If there are no large pipes and no valves the number of possible leak sites is cut.
Some small reactor designs make very strong claims for improved safety based on their low power density and passive means of removing core heat after shutdown.
These claims have yet to be tested by the challenges from an experienced nuclear safety regulator.
In the Chinese design for the floating plant, the reactor and turbines are mounted deep inside a sea-going large barge.
All the safety systems found in a land-based power plant are included, including importantly a leak-proof reactor containment around the nuclear systems,
While the barge can provide similar safety systems there many are questions whether these reactors will be safe on the seas.
They will be exposed to the vagaries and the uncertainties known by seafarers and to extreme storms and waves – sinking of the barge is a possibility.
Also, it could be harder to protect seaborne reactors – opposed to their land-based counterparts – from external threats such as the loss of off-site power or a terrorist attack.
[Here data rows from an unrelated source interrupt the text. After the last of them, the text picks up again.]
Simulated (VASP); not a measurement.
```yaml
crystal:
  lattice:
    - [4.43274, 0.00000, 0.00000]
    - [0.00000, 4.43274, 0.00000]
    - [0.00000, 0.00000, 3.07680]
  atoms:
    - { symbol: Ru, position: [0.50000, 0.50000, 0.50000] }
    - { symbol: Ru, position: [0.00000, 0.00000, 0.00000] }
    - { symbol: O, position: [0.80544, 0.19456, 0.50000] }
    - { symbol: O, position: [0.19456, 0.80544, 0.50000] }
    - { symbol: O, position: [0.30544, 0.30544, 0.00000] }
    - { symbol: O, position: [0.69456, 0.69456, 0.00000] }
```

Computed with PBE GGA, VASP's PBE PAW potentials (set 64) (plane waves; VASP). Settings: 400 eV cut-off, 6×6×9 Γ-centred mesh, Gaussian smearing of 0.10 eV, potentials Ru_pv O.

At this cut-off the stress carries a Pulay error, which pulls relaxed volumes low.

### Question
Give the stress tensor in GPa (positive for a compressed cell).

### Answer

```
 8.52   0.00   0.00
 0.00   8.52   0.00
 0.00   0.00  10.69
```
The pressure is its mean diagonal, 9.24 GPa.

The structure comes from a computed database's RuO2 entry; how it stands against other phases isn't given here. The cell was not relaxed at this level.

Maintenance, key to safe operation, will be much more difficult in remote locations. These are new and different hazards from those considered for land-based reactors.
The crucial issues of flooding for nuclear reactors and the loss of power required for cooling were highlighted by the accident at Fukushima.
While the Chinese regulators may use the same safety standards as elsewhere in the world, their process is not sufficiently transparent for outsiders to be clear whether, or not, these novel floating nuclear power plants can be made as safe as modern land-based reactors.